Holocaust History and Survivor Testimony: The Case of the Starachowice Factory Slave Labor Camps
Annual Sara and Asa Shapiro Scholar Lecture
March 29, 2018 at 11:30 AM Pacific Time
A public lecture by Christopher R. Browning (Frank Porter Graham Professor Emeritus of History, University of North Carolina at Chapel Hill)
2017-2018 Sara and Asa Shapiro Scholar in Residence
Organized by the USC Shoah Foundation Center for Advanced Genocide Research
In this lecture, Professor Christopher Browning will discuss his research into the Starachowice factory slave labor camps in Poland using survivor testimonies from the USC Shoah Foundation Visual History Archive. Professor Browning will explore the survival strategies that Jewish prisoners used to survive their ordeal, examine the role of such slave camps in the Nazi economy, and investigate how post-war survivor testimonies can help document otherwise forgotten history. This research culminated in the publication of his latest book Remembering Survival: Inside a Nazi Slave Labor Camp (2010), which won the Yad Vashem Book Prize in 2012, as well as the National Jewish Book Award in 2011.

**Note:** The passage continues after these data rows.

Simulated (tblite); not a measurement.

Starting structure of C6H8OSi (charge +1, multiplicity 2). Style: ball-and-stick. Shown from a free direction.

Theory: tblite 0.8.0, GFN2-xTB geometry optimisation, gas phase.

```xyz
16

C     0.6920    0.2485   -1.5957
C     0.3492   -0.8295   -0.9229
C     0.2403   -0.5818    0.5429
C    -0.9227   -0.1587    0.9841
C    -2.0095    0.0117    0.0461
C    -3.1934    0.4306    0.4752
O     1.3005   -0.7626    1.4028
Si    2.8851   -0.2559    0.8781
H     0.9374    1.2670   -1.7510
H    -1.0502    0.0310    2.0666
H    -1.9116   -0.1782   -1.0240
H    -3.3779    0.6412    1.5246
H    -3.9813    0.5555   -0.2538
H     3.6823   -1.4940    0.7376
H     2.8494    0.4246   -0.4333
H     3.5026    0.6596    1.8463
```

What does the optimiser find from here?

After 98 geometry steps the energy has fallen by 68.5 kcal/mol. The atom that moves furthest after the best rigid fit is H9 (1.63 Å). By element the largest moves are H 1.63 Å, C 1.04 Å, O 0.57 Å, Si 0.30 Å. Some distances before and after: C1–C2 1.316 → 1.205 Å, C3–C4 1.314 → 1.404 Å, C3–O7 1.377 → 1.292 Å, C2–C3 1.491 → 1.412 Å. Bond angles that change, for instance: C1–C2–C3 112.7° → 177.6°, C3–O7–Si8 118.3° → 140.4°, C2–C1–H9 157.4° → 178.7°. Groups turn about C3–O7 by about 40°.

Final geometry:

Born in Italy and educated at Oberlin College and the University of Wisconsin-Madison, Christopher R. Browning is the Frank Porter Graham Professor Emeritus of History at the University of North Carolina at Chapel Hill. His research concerns the decision-making and policy-making behind the Nazi Final Solution, analyzed in his books The Final Solution and the German Foreign Office (1978), Fateful Months: Essays on the Emergence of the Final Solution (1985), Ordinary Men: Reserve Police Battalion 101 and the Final Solution in Poland (1992), The Path to Genocide: Essays on Launching the Final Solution (1992) and The Origins of the Final Solution: The Evolution of Nazi Jewish Policy, September 1939–March 1942 (2004). Professor Browning has also written about the behavior and motives of middle and lower-echelon personnel in its implementation in Nazi Policy, Jewish Workers, German Killers (2000). He helped edit and contextualize the personal letters compiled in Every Day Lasts a Year: A Jewish Family’s Correspondence from Poland (2007), and investigated how to reconcile the differing “collected memories” of perpetrators and survivors in Collected Memories: Holocaust History and Postwar Testimony (2003). His most recent publication Remembering Survival: Inside a Nazi Slave Labor Camp (2010), utilizes survivor testimony to analyze Jewish resistance and survival strategies during the Holocaust and won the 2011 Yad Vashem International Book Prize for Holocaust Research.